As I approach the 30-year reunion, life looks way different than it did at the 20-year event. At some point, between the two occasions, the reality of “where did the time go,” began to take on a new meaning. It was during this time that I heard someone say “be careful not wish your life away.” We do this by saying things like “I wish it were Friday”; “I can’t wait for Christmas to get here”; “only six months until vacation.” The term resonated with me, and I began to appreciate another phrase regarding time, which is “take time to smell the roses.”

As I think back on the last 30 years, my best memories are of simple things. Things like sitting by a fire at deer camp with close friends and watching my wife, Leigh Ann, warm up for a bike race. Spur of the moment events like an unplanned dinner with my daughter, Jordan, on a Tuesday night. Simply being in the moment when enjoying a run through the fog in Napa Valley and watching a millennium sunrise. Simple moments like seeing tears roll down my son’s cheeks after his final football game and Eva having chocolate milk with us while we enjoy our morning coffee in bed (a daily routine for us).
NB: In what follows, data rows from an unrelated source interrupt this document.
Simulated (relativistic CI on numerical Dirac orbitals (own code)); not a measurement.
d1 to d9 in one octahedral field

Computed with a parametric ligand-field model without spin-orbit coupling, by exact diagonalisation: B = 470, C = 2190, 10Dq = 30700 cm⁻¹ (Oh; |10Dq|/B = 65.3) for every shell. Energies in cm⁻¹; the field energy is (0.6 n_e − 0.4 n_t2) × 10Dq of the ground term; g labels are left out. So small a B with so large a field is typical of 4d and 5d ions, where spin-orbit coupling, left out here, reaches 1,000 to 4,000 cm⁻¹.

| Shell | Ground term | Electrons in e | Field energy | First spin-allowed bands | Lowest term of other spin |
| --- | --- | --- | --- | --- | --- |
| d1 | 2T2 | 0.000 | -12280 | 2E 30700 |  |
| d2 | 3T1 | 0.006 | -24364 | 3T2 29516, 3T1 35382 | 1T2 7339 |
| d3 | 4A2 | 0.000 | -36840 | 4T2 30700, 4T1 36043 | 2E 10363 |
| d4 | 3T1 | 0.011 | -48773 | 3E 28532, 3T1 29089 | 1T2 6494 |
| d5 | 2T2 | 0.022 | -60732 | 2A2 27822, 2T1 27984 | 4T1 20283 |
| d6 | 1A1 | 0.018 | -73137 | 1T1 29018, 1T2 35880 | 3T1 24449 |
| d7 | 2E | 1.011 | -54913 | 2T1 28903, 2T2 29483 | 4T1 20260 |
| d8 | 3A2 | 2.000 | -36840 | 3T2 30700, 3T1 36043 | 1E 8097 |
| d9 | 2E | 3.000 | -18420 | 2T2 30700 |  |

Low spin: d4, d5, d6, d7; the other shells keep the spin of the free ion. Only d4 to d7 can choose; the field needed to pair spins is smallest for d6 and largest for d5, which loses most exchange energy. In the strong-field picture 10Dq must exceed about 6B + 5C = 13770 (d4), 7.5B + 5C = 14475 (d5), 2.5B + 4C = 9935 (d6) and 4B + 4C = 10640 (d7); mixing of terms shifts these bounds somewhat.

Recently, my son bought me a Red Ryder BB gun. Over the last couple of weeks, we have had fun shooting cans in the backyard. The look on Eva’s face when “we” hit one is priceless. It’s the little things like this that I am sure I will be thinking about when the 40-year reunion comes around.

Time is the only thing we can’t make more of so take some time to “smell the roses” and savor the small moments.